PRACTICE STRATEGIES

SPRING 2007 CRUMP

WHAT ARE LAW PRACTICE STRATEGIES: DOCUMENTATION, NEGOCIATIONS, FACT GATHERING, ADVOCACY, CLIENTS, ETHICS, AND MANAGEMENT

COMPETENCIES NEEDED FOR LAW PRACTICE

  • Decottis and Steele – “Skills of the Lawyering Process”
  • 1. Document Preparation – Modify documents to fit the current situation
  • Forms are good – efficient, thorough
  • 2. Client relations – rapport building:
  • Involves interpersonal skills
  • Make client feel like attorney is working and available
  • Also with witnesses and courthouse personnel
  • 3. Negotiating – highly developed skill
  • 4. Advice and Consultation
  • Teaching and coaching client
  • Solicit client to make his own choice among the alternatives suggested by the attorney
  • 5. Courthouse activities – Clerical in nature (filing, scheduling, etc.)
  • 6. Continuing Education – informal
  • 7. Practice Management

CONCRETE COMPETENCIES AND TECHNIQUES

  • DOCUMENT ANALYSIS AND PREPARATION
  • 6 Elements of Property Transfer Agreements
  1. Parties: Their Identities, Ability to Perform, and Financial Responsibility

-Who are the contracting parties?

-Capacity of other parties to perform – own all of the interest in the property, financially responsible, etc.

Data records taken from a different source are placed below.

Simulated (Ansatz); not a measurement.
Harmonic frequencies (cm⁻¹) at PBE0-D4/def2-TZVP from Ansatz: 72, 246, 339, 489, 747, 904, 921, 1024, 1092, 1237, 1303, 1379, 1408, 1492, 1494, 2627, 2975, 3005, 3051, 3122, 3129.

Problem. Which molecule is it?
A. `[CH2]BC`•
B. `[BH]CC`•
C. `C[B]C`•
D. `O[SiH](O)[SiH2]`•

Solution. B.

-Are their third parties necessary to make the transaction work properly? – lender, title company, does a corporation own part of the land

-Is the issue of ASSIGNMENT dealt with?

-Is the right person signing?

  1. Preconditions to the Parties’ Obligations – what happens before a party is obligated

-Is it possible for my client to start performing and later find that the other party claims that it does not have to perform b/c of some precondition to that party’s obligation has not occurred?

-Document itself contains conditions that need to be satisfied before performance by a particular party is required.

-EX: financing (what kind of financing with satisfy the condition, what does the buyer have to seek), passing certain inspections, seller possessing good title

  1. Obligations of the Opposing Party (Seller)

-Are the performances of the other party unambiguously described?

-Warranties and representations made?

-Do the obligations fit the client’s expectations as written

  1. Obligations of the Client (Buyer)

-Objective – to protect client from exaggerated expectations

-Who is paying for what (inspection fees, title insurance, loan origination fee)

-Can the agreement be read to require the client to do more than he expects

  1. Breach and Remedies

-If there is a breach, does the other party (or my client) have the right to cure it?

-Is a breach clear?

-How much time must be allowed?

-Can the K be terminated in the event of a substantial breach?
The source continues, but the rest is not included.